I'd be very curious to know how this code got published to a production environment without getting caught. I would have thought this problem would have occurred in any testing environment as well as it did here. Ayende, can you comment on where the process broke down and how such an obvious bug was able to slip through?
Well, the answer for that comes in two parts. The first part is that no process broke down. We use our own assets for final testing of all our software, that means that whenever there is a stable RavenDB release pending (and sometimes just when we feel like it) we move our infrastructure to the latest and greatest.
Because as hard as you try testing, you will never be able to catch everything. Production is the final test ground, and we have obvious incentives of trying to make sure that everything works. It is dogfooding, basically. Except that if we get a lemon, that is a very public one.
It means that whenever we make a stable release, we can do that with high degree of confidence that everything is going to work, not just because all the tests are passing, but because our production systems had days to actually see if things are right.

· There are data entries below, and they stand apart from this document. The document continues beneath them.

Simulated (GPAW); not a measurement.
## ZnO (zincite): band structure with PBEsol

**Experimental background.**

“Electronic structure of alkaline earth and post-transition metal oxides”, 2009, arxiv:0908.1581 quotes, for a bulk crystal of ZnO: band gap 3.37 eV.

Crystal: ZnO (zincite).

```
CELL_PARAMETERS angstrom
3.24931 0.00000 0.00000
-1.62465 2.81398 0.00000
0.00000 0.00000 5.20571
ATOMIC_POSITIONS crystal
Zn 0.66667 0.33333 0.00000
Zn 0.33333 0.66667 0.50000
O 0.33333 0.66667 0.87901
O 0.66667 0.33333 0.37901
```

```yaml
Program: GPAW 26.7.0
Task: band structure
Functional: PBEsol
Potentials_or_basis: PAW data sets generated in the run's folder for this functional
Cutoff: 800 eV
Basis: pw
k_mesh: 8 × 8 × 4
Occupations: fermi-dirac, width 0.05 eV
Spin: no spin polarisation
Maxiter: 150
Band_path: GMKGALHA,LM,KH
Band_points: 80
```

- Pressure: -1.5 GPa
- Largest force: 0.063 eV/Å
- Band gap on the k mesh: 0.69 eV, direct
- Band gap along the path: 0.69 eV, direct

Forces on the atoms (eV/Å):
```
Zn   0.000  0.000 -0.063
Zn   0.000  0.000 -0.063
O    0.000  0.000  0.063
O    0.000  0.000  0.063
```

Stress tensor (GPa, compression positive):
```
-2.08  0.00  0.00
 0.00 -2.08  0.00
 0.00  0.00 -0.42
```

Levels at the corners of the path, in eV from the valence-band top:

The second part of this answer is that this is neither an obvious bug nor one that is easy to catch. Put simply, things worked. There wasn’t even an infinite loop that would make it obvious that something is wrong, it is just that there was a lot of network traffic that you would notice only if you either had a tracer running, or were trying to figure out why the browser was suddenly so busy.
Here is a challenge, try to devise some form of an automated test that would catch something like this error, but do so without actually testing for this specific issue. After all, it is unlikely that someone would have written a test for this unless they run into the error in the first place. So I would be really interested in seeing what sort of automated approaches would have caught that.